Luca Guadagnino was adamant during the lead up to the release of his “Suspiria” that his movie was not a traditional remake of Dario Argento’s original but a cover version. Anyone who has seen the horror film over its last two weeks of release know the director wasn’t kidding. Guadagnino’s ending, in particular, completely upends Argento’s original vision as well as his own after it is revealed in the bloody climax that Susie Bannion is in fact Mother Suspiriorum.
Guadagnino’s “Suspiria” begins as Susie (Dakota Johnson) leaves her Mennonite family in America to attend the prestigious Markos Dance Academy in Germany. Susie proves to be remarkably talented, so much so that she attracts an instant, almost otherworldly connection with the academy’s artistic director, Madame Blanc (Tilda Swinton). Much of the tension in “Suspiria” comes from what exactly Blanc and the coven of witches intend to do with Susie, who starts being groomed by the coven for some mysterious purpose. Markos was Mother Suspiriorum in Argento’s original, so it’s an absolute shock when it’s revealed in Guadagnino’s version that it’s actually Susie who is one of the three powerful mothers.
The revelation about Susie opens up some major questions about the film, mainly whether or not Susie was Mother Suspiriorum the entire time or if Mother Suspiriorum slowly possessed Susie throughout the film in order to conquer the coven and drive Markos out. Collider recently asked Johnson to weigh in on her character’s fate, and the actress said she went into the project making sure her acting wouldn’t give a clear answer away.
“I did make an effort to sort of leave that open for interpretation,” Johnson said. “Susie’s evolution is very internal. It’s deeply internal, but the thing that draws her to Berlin to Madame Blanc is also deeply internal. There are so many threads of possibilities.”
Johnson knew from the beginning that Susie was “different,” and it was in that ambiguous space where she found the heart of her character. Whether Susie was Mother Suspiriorum the whole time or gradually became her over the course of the film, the character was clearly always destined for the coven and Madame Blanc.
“She comes from a Mennonite family, and Mennonites came from Germany. She has sort of like denounced the church, her mother and her father,” Johnson explained. “She just fundamentally does not accept the life that she’s been given, which a long time ago if you did that, you were a witch. If you were at all independent, if you thought independently, if you felt independently from your father or the church, you were a witch.”
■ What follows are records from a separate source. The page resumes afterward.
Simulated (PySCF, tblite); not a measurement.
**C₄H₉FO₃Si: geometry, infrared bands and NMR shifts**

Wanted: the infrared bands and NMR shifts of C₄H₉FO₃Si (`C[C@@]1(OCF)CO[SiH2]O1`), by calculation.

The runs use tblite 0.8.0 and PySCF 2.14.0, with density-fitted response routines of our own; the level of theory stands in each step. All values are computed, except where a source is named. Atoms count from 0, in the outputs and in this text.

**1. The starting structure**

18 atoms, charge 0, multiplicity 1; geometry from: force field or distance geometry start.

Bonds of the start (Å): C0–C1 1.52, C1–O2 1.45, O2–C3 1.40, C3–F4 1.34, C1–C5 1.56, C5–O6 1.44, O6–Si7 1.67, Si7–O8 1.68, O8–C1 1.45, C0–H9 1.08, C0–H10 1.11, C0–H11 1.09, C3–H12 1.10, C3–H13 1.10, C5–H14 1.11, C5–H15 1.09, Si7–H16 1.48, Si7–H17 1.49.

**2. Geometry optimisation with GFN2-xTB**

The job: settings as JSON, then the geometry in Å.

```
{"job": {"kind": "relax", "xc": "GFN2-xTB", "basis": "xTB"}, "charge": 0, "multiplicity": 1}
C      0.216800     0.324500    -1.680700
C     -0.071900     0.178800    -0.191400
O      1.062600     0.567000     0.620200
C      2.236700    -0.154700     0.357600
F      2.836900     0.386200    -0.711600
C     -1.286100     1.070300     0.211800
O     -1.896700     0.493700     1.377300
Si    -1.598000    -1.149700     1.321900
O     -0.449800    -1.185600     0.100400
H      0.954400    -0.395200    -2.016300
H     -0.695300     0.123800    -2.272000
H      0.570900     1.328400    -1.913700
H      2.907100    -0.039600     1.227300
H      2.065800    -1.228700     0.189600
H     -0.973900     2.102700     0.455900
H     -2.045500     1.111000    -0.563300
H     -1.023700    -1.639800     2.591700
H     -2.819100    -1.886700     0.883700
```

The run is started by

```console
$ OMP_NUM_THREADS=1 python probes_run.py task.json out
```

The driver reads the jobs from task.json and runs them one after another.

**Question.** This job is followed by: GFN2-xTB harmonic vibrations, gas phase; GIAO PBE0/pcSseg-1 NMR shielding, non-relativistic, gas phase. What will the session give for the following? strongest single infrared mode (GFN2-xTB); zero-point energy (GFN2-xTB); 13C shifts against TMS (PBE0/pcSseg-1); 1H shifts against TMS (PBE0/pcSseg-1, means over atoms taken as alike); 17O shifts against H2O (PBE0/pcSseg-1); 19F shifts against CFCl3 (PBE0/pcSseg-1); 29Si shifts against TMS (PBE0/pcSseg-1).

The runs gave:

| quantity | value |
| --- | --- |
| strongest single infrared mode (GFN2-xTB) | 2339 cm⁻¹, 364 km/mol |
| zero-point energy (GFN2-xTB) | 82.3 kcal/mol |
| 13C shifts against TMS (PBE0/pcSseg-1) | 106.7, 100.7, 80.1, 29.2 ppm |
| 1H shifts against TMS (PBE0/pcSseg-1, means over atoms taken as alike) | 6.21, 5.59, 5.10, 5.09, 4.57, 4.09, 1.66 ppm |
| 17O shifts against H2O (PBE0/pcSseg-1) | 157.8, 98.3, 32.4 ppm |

“There’s all these kind of like hints that Susie’s different but she doesn’t know,” Johnson continued. “She just feels this pull, this magnet, this thing, to dance and she has to go to Berlin. She has to be with Madame Blanc. It’s like just she was born in the wrong place. I think that’s how she makes sense of it, like, ‘I just don’t belong here.’ Then I believe once she understands what is happening there is a very, very subtle moment where I think she realizes what she’s meant to do. I want the audience to figure out when that is.”
“Suspiria” is now playing in theaters from Amazon Studios.